The experience increased my awareness of the scent and sound environments, the unevenness of the ground, and change in wind, sunlight and heat than I would if my eyes were open. But I soon learned to trust the person ahead of me—or at least submit to their lead—and, feeling responsible for the person behind me, I eased into my role in the collective challenge.

Part of the thrill of this work is the suspension of autonomy, submitting to being part of an interdependent organism.

Some have greater needs; others have a greater ability to assist.

There is a delicate dance in this interdependent relation. So many people withdrawal from care because requesting it can be humiliating, debilitating.

Blind Field Shuttle is art in that we are guided into a familiar world through an artist’s unique subjectivity.

Papalia defamiliarizes the routine so that we might better appreciate its nuances and the felt architecture of our senses and sensibilities.

Blind Field Shuttle is a generous gift to the sight privileged.

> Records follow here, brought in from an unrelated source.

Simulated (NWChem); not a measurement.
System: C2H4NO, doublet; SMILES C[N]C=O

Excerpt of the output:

We learn how ocular-dominance reduces the meanings and pleasures offered by our other senses.

But he also performs, and has us perform, his preferred means of satisfying his needs.

Non-Visual Artist Carmen describes himself as a non-visual learner.

The phrase emphasizes the senses he does employ rather than the one he does not. Papalia is critical of institutions that follow a rehabilitation model, one that has disabled persons strive to pass for ‘normal’ while clearly destined to fall short.